Record-low interest means now is the perfect time to buy a home - if your credit is good enough
Six months ago, before the credit crunch bit and risk became a cutting four-letter word, obtaining or renegotiating a mortgage was pretty much a formality.
It's harder now. Financial institutions haven't necessarily changed their lending criteria for mortgages, but they do apply them more strictly. "Grey-area" borrowers who would have received the benefit of the doubt a year or two years ago may need to apply several places now before finding a taker.
The doors are still wide open, though, for clients with a steady income, significant assets and/or a solid credit history. They are, in fact, the object of keen competition between lenders, and as such are in an excellent bargaining position in what is normally the biggest month of the year for mortgage transactions.
With interest rates near historic lows, housing prices plateauing, and both the provincial and federal governments offering tax incentives for renovation and higher RRSP withdrawals for home purchases (now a maximum of $25,000 per person), a compelling case can be made for buying, or converting existing home equity into cash, now.
That's provided you feel secure enough about your own situation, the overall economy and resiliency of the real-estate market to take the plunge.
Apparently, many people still do. In RBC's annual home ownership survey, conducted in January, 22 per cent of Quebec respondents said they intend to purchase a home over the next two years, up from 21 per cent in 2008 and 19 per cent in 2007.
But York University professor Moshe Milevsky, who has written extensively about mortgages, cautions that "there are a number of factors that one should take into account when choosing a mortgage, or buying a house, that were non-issues a few years ago - security of career and job, an ample down payment, liquidity concerns. They should all be part of your financing decision."
This week's half-point reduction of the Bank of Canada's key overnight rate to a record low of 0.5 per cent led to a drop in the banks' prime lending rate to 2.5 per cent, which in turn resulted in lower borrowing costs for variable-rate mortgages (though fixed-term mortgages did not move).

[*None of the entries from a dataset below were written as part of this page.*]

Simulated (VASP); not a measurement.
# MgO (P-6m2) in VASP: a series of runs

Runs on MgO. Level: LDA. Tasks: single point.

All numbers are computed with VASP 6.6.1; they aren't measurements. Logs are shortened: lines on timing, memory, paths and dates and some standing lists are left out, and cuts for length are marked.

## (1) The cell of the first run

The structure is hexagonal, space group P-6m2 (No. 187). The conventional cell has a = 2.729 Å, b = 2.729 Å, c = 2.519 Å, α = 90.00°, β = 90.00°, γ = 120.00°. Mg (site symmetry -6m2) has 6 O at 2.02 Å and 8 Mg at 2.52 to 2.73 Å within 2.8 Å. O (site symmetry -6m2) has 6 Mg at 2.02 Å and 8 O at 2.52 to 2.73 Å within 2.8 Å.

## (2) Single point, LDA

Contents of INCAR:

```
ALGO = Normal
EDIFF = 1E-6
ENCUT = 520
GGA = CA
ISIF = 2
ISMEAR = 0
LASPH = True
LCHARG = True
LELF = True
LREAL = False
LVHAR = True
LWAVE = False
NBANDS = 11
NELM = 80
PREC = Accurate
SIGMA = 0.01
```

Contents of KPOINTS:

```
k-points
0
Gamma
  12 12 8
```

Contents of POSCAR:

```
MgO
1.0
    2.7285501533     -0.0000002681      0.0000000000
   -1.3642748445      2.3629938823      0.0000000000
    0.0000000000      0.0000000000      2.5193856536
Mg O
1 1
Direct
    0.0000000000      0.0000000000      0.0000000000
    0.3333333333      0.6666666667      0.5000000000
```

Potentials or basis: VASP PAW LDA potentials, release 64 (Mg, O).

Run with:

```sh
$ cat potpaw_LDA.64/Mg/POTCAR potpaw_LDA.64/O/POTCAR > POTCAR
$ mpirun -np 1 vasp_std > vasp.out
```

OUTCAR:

Variable-rate mortgages, which are linked to the prime rate, now carry interest rates as low as 3.30 per cent. Rates this low are a huge boost to housing affordability. In mid-2007, the posted five-year rate for fixed mortgages was 7.25 per cent; today, it's around 5.75 per cent, just .05 per cent above the previous bottom. (Most people are able to negotiate a significantly lower rate than the posted one). A variable rate with a five-year commitment is more than two percentage points cheaper today than in 2007.
"Both fixed and variable rates might slide a little more, but I sense we're near the bottom," said financial adviser Adrian Mastracci of KCM Wealth Management. "These rates merit a very close look for each situation."
Though the housing market has cooled in recent months as consumer confidence waned, there's been a noticeable surge in refinancing because of the low rates. Even with penalties (typically about three months' interest), it can make sense to switch lenders or refinance mortgages at the lower rates depending on the specific terms of your mortgage agreement.
While the superiority of variable-rate mortgages has been clear-cut over the last two decades, the story may be different in the next few years. In an economic report this week, the Desjardins group said the Canadian mortgage market has changed in the past few months because of the financial crisis and, as a consequence, "we must drop the time-tested assertion that a variable-rate mortgage is always the best choice."
Based on its projections, "fixed-rate mortgages currently appear to be the least costly," Desjardins said, in part because there's little room for any further discount for variable rates.
"As in all other recessions, the economy will bounce back sooner or later, and the Bank of Canada will have to bring its key rate up to more normal levels to keep an inflation spiral from developing," the Desjardins report says. If interest rates start moving back up in mid-2010, or sooner, the variable rate probably will prove more expensive, though it isn't a certainty, senior economist Mathieu d'Anjou wrote.
While no one can accurately predict how interest rates will move over a five-year period, Milevsky agrees we may be entering one of the rare times when fixed-rate mortgages are the better deal. According to his widely-quoted 2001 research paper, borrowers were better off going fixed only 12 per cent of the time. "Today, we might be in one of those scenarios."
Variable-rate mortgages usually have the option of being switched to fixed-rate without charge, with a simple phone call and signature. But that doesn't necessarily mean you'll get an advantageous fixed rate. Though the rate of interest won't be guaranteed, negotiating beforehand how it will be set may avoid unpleasant surprises.
D'Anjou cautions that borrowers who go the variable route "must make sure they are protected in case interest rates rise too steeply and they can deal with an increase in their mortgage payments. The financial situation and tolerance for risk of each borrower must be taken into account."